Stepping through the doors partially into the room there was probably a ramp here too. The layout of the floor was easily a hundred feet wide and long. To the left was the tape technician bench which also had a door into the library which came out half way down that east wall. Along the north wall on the east side was the shielded wiring closet.

To the right was the windowed office jutting into the room about fifteen feet and half the span to the west wall. The alcove there contained DASD . The rest of the floor was open. The Big Iron lay straight ahead. An IBM 360/370 that would find its way elsewhere to be replaced by an Amdahl 5880. There was state of the art there for that time. Other machines on the floor were clustered along the south and west wall. All mini-computers; HP, Perkin-Elmer, Univac maybe, others.

The door from the tape library half way down the east wall led to the focal point of the operations for about thirty feet out from the open doorway was the main console. It had a plasma display, cutting edge for its day, sitting in the middle of a long table with another monitor on it. It’s a very impressive sight with the right someone sitting there looking back towards the door of the library over top of the display.
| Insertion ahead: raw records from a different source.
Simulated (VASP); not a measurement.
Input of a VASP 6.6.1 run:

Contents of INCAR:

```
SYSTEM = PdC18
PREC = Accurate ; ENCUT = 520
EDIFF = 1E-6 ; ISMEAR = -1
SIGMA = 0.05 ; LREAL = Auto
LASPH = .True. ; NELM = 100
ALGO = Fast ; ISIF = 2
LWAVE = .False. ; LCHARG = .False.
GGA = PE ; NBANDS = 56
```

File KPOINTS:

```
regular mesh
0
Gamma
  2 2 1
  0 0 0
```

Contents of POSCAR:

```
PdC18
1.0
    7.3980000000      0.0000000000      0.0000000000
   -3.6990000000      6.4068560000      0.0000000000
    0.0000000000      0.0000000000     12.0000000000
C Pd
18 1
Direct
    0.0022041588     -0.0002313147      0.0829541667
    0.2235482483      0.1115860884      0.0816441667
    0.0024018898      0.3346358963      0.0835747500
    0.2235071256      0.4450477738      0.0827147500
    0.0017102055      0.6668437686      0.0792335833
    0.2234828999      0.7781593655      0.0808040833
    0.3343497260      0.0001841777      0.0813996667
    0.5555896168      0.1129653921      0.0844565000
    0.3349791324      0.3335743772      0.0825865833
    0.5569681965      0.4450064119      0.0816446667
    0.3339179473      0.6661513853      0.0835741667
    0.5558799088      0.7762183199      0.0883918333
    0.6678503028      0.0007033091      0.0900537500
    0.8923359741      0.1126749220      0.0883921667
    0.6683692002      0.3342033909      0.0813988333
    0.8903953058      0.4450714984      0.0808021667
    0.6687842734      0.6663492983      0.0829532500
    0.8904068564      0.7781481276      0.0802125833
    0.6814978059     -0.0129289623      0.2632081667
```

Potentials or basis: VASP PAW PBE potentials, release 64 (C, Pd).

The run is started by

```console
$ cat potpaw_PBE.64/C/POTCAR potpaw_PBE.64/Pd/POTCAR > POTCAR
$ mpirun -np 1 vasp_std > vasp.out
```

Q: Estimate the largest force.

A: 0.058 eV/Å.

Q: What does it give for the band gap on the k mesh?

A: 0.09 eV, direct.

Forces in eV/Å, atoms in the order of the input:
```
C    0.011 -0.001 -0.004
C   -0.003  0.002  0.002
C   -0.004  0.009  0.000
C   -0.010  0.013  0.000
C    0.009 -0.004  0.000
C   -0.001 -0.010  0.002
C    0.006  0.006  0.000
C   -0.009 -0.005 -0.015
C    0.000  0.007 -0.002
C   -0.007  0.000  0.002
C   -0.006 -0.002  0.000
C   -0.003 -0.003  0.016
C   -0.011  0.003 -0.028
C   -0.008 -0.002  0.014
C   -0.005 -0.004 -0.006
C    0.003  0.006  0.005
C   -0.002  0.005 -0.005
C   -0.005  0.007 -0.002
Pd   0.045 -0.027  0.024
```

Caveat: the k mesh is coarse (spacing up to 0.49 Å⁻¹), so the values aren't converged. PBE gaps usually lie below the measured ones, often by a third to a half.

Everything in this area of the operation was also arranged with a Feng shui precision and a military code of naming to match. Half-way between the main console and the library door were back to back 3179 standing consoles with a bin of rings between them. A pair of CS-3s would station and direct the CS-2s and 1s to service mount requests for the tape drives arrayed about them. Perhaps a dozen 2400 tape drives. Later replacing some and adding more 3480s before I left. The arts of the computer operator were diminishing when I did, but before I did, the operator Olympics were on.

Inside the library door was the fetch console. It printed volume requests from the library to be mounted on a drive. The job of a CS-1 was to service that request. That would have been some of my first duties, but I probably didn’t touch anything for at least a week. I had training to do and lots of it. I got into it as all us newbies did; Silvain, Connie, Val, Gord.

There were three shifts, Sunday night to Friday evening and I had no other life. Every week would be a shift change, nights to evenings, evenings to days, days to nights. The long week-end, off Friday morning and not having to be back until Monday evening was perhaps the only way to recoup. It also left some room for mischief. We did everything together. The crew was all I knew for a time. I have some fond memories. Let me introduce you to some of them.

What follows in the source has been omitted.